Showing posts with label BRIDGES Robert. Show all posts
Showing posts with label BRIDGES Robert. Show all posts

Wednesday, May 20, 2015

Strong with strength that puts my strength to scorn - the voices of Robert Bridges

Robert Bridges had a scholar’s mastery of poetic form and a fine aesthetic sense.  He did not have a strong voice of his own – he barely had a weak voice – and had little to say that was original.  He made an ideal Poet Laureate.  Why waste the energies of a better poet.

Early on in the little Bridges collection I read there are twelve sonnets from an 1876 sequence that kept growing until there were almost eighty.  The sonnets sound like modernized Shakespeare.  Credibly imitating Shakespeare – impressive.  But it is an example of what I meant by Bridges having no voice:

I have no care for what was most my care,
But all around me see fresh beauty born,
And common sights grown lovelier than they were:
I dream of love, and in the light of morn
Tremble, beholding all things very fair
And strong with strength that puts my strength to scorn.  (ll. 9-14)
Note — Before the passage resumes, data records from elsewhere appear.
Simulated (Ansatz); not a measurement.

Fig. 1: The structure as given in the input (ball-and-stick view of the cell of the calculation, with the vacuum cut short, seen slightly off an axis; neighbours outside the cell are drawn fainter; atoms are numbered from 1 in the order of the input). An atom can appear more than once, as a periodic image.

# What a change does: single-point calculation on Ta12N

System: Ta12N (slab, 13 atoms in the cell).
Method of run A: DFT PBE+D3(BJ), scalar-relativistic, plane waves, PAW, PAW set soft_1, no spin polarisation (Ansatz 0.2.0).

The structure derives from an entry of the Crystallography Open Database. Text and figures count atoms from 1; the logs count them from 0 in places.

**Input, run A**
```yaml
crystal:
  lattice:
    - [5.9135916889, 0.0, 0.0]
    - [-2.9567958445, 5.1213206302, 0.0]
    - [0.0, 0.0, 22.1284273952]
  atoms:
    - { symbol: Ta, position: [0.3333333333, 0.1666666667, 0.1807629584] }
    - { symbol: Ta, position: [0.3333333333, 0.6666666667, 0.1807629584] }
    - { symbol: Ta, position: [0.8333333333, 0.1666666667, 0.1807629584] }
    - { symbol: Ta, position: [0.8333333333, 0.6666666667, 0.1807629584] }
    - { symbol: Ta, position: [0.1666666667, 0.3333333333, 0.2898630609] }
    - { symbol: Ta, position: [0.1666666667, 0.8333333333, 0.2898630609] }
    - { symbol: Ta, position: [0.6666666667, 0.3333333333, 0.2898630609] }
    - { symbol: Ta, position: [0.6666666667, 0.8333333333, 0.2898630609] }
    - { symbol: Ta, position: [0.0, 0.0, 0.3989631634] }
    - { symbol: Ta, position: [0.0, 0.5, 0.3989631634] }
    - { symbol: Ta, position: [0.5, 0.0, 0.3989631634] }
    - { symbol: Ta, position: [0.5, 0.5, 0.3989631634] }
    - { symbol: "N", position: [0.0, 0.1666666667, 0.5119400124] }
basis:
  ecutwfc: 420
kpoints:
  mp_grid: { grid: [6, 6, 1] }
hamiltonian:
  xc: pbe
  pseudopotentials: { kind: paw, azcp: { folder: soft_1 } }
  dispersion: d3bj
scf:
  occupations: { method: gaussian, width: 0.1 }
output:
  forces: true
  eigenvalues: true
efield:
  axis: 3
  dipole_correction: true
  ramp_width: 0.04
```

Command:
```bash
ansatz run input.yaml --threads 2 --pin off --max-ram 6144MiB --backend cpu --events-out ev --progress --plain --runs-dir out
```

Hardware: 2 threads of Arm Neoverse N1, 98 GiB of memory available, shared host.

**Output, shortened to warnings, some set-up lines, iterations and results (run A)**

If I only quote from poems that contain the word “beauty” I will give an unbalanced – correct, but unbalanced – idea of Bridges.  “Low Barometer” (1921) is substantive and original.  A storm brings out a man’s restlessness:

On such a night, when Air has loosed
Its guardian grasp on blood and brain,
Old terrors then of god or ghost
Creep from their caves to life again;

And Reason kens he herits in
A haunted house.  Tenants unknown
Assert their squalid lease of sin
With earlier title than his own.  (ll. 5-12)

He torments himself until the barometer and sun rise and “thrust / The baleful phantoms underground.”  The poem is pure pathetic fallacy made psychologically sharp.

A different kind of sharpness:

Would that you were alive today, Catullus!
Truth ’tis, there is a filthy skunk amongst us,
A rank musk-idiot, the filthiest skunk,
Of no least sorry use on earth, but only
Fit in fancy to justify the outlay
Of your most horrible vocabulary.  (“To Catullus,” ll. 1-6)

Bridges does not say who he is attacking (“Ev’n now might he rejoice at our attention, / Guess’d he this little ode were aiming at him”), and if he encodes the name I cannot decipher it.  As good as this poem is, it is an imitation of Roman satire.  Bridges was an expert mimic, not a skill that is valued so highly now.

He was good with weather.  Look at the “London Snow

Stealthily and perpetually settling and loosely lying,
      Hushing the latest traffic of the drowsy town;
Deadening, muffling, stifling its murmurs failing;
Lazily and incessantly floating down and down:
      Silently sifting and veiling road, roof and railing;
Hiding difference, making unevenness even,
Into angles and crevices softly drifting and sailing.  (ll. 3-9)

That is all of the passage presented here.